The mission of EGAP is protection of the exporters and banks financing the export against the risks of non-payment on debtors' part from political and commercial reasons. When this can happen?

It can happen practically anytime. The commercial risk means that the buyer goes bankrupt or becomes incapable of paying his obligations or is unwilling to pay his obligations. The political risks are not related to the transaction itself but to the macro-economic or political situation in the country of the export's destination which have character of force majeure from the aspect of an individual foreign buyer. Among them fall, for example, administrative or legal measures of the country of the buyer or a third country, civil disorder but also natural disasters, wars and such. The insurance is concluded with the exporter or with his financing bank. Selection of the insurance product depends on the way of the financing of the export contract. There are risks which the private market will not insure because they are too high for it. EGAP is here for just such cases; it can, after a thorough analysis, cover such risks and it enables the Czech exporters to export without fears of the non-payment also to those markets which are interesting from the business point of view but do not show marks of a standard market economy. This is essence of the state support.

Which basic insurance products do you offer?

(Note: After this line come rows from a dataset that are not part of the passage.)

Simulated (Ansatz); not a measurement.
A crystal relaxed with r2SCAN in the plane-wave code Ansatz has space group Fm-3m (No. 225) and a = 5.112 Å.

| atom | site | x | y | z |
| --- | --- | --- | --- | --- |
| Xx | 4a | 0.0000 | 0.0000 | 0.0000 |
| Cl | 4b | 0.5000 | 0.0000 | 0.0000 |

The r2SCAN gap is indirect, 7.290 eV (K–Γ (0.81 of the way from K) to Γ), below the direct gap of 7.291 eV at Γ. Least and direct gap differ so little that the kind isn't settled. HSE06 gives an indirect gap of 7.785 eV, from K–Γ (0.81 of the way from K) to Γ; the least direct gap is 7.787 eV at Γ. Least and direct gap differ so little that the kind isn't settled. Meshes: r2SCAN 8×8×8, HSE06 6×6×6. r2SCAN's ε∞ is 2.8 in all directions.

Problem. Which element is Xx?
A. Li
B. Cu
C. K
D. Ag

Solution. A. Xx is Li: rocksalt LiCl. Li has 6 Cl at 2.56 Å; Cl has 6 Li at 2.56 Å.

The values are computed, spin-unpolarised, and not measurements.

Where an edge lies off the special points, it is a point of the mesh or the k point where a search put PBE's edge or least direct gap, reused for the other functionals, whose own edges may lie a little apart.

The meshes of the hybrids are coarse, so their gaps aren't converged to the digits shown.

You can find in our offer not only the insurance of export supplier and buyer credits; this is usual service of similar export agencies in the developed countries but also the investment insurance and insurance of credits for the financing of the investment in foreign countries and the insurance of so-called domestic risk, i.e. the risk on the Czech exporter's part that he fulfils the signed contract or that he will have sufficient funds for the repayment of the extended credit, say, the pre-export credit for the financing of the production for the export. This category also includes the insurance of the credit for the prospection of the foreign markets, of inability to fulfil the export contract or the insurance of banking guarantees for contractual obligations of the exporter. Spectrum of insurance prospects is thus very wide and thanks to it, we are able to cover in practice all requirements of the client and, moreover, to accept the risk of exporter's proper performance and assist significantly in his access to financial funds. For banks, our insurance is a very good way of collateral for loans or guarantees because our insurance conditions are in full compliance with new rules of capital adequacy of banks "Basel II.". The banks are not obligated to create provisions and reserves for credits and guarantees insured with EGAP and it makes these credits and guarantees cheaper for the exporters.

It follows from your previous words that you insure a company against any collapse of the trade. This is not too much optimistic. Is this equation valid: I have an interesting product with interested buyers abroad, I arrange for a buyer, we conclude the contract and I export the product. I should not fear any risks because there is EGAP for them?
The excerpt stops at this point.